Toad in the Hole
May 30, 2006
The Wayback Machine: Crush
Pica's post yesterday reminds me that I had a big childhood crush on Ted Williams. I can hear the radio guy -- Dad's radio, or someone's TV turned up enough to hear from outdoors, on a summer day with the smell of just-mown grass and a sprinkler spray hitting the sidewalk, or, almost, that peculiar scent you get from just-rained-on concrete only in summer, so I rarely get a whiff of it here. The announder's saying, "SWING'namiss, Strike One." The crowd's going, "Rhubarbrhubarbmmmnmnmnmnmnmahhhhhhh" in the background. There was a little bank in the lawn in front of the house, three steps up from the sidewalk, that was the perfect height and angle to lie on and watch clouds or, in fall, migrating birds high overhead. I suppose they were blackbirds, but since I didn't have binocs or a clue then, I can't say for sure. When a really big flock streamed over we'd (I guess by "we" I mean the girls) holler, "That's MY wedding!" First one to holler got dibs on, on, on whatever we were getting dibs on with that, who knows?

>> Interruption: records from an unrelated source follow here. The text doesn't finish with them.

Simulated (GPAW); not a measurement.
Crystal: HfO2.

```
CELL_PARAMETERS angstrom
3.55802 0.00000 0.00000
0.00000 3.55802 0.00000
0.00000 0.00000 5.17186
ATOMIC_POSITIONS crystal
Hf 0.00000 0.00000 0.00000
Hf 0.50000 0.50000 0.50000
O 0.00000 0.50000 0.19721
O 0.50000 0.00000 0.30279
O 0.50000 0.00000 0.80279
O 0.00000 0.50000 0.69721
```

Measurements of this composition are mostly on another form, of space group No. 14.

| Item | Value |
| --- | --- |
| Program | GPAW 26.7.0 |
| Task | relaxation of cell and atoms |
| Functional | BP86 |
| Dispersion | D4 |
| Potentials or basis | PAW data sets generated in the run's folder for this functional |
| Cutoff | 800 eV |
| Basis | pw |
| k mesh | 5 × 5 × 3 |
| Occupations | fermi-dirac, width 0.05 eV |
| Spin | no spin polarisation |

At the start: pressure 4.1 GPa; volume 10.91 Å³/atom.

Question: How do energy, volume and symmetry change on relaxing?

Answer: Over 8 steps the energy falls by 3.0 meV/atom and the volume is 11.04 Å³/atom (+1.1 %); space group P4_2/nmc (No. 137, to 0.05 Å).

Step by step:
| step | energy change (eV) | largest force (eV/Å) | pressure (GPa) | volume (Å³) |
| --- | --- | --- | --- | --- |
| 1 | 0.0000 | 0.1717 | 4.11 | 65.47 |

I bet the rest of the bunch didn't have three dogs and a pair of golden eagles, hah.
I wonder if they still go over there in such numbers. I do remember a flock of geese once; we knew they were geese at least. Probably Canadas.
Ted Williams was probably my most respectable childhood crush, and the longest-lasting. Well, for values of "respectable" that include or overlook having your head sawn off and frozen. At various ages, starting with maybe three, I had TV crushes on Liberace, Moe Howard of the Three Stooges (I think I identified with him), Hoppy Cassidy, The Cisco Kid (or maybe it was his horse; I definitely had a crush on Fury), and the Fleischer Brothers' version of Popeye.
Of course I was young and chronically confused, and TV was a bit different for me then. I can remember thinking that Walter Cronkite and Walt Disney were the same guy, just less formal on weekends. Must've been the moustache. Those weren't too common in the early- to mid-Fifties.Posted at May 30, 2006 05:42 PM
Wait: Moe Howard?
Ted, though: there's a respectable crush.
Posted by: Pica at May 31, 2006 02:52 PM
At least you had crushes on "real" people. Though my older sister dug Sandy Koufax, I was always disappointed that celebrities were not as attractive as I expected them to be based on my close reading of fairy tales. Sports figures. Royalty. Closeted gay performers. Bah. (Well, except for Richard Chamberlain, eventually.) For me, beginning as soon as I was aware of gender and for way, way too many years afterward, the only crush-worthy individuals on my radar were cartoon characters. I think my first was a cheesy Hanna Barbera creation called Robin Hood in Outer Space. Then there was Walt Disney's interpretation of Peter Pan. I was so enamored of him I actually wanted to be him, and when I played pretending games by myself in my room I would alternate between being him and being in love with him. I guess I was just a twisted little narcissist who liked two-dimensional guys in tunics, tights, and poinky feathered hats.
Though eventually I learned to sublimate my attraction to cartoon men only to suffer undying love for live action TV characters (e.g., John Gage, Captain Apollo) -- but not the actors who played them, never the actors who played them (well, except for Richard Chamberlain, but even still) -- the irony of my having grown up to resemble a fat, middle-aged Tinkerbell who has perhaps seen her own struggles with the crocodile who so bedeviled Captain Hook has not escaped me.
Posted by: Sara at May 31, 2006 04:04 PM
Oh, and in case you hadn't guessed, I totally get the whole Fury thing. Not so much Popeye, though I respected him for sharing my love of spinach. His pipe-smoking and tattoo kind of turned me off though. I liked my cartoon men pretty, and feathered.
Posted by: Sara at May 31, 2006 04:43 PM
Of course Moe Howard. I was the oldest kid, and a girl besides. I _Identified_ with him. "All right, you clowns, get moving!"
When I got old enough to, say, figure out that Walt and Walter weren't really the same guy (though you gotta wonder some days) and ijnspite of my grammy's speaking habits, all dogs weren't "he" and all cats weren't "she," I kinda made the progression -- though I can't recall who I crushed on for some years in there -- to the likes of Nick Adams (Johnny Yuma, The Rebel) and Tommy Frank, the older kid up the block who resembled Adams a bit and died when his MG flipped during off-duty hours somewhere near Hampton Roads, Virginia. And JEB Stuart. (He was cavalry, see.) And David Janssen, The Fugitive.
And my favorite Beatle was George.
It probably means something along the same axis that my favorite person of the Trinity was the Holy Ghost, but hey.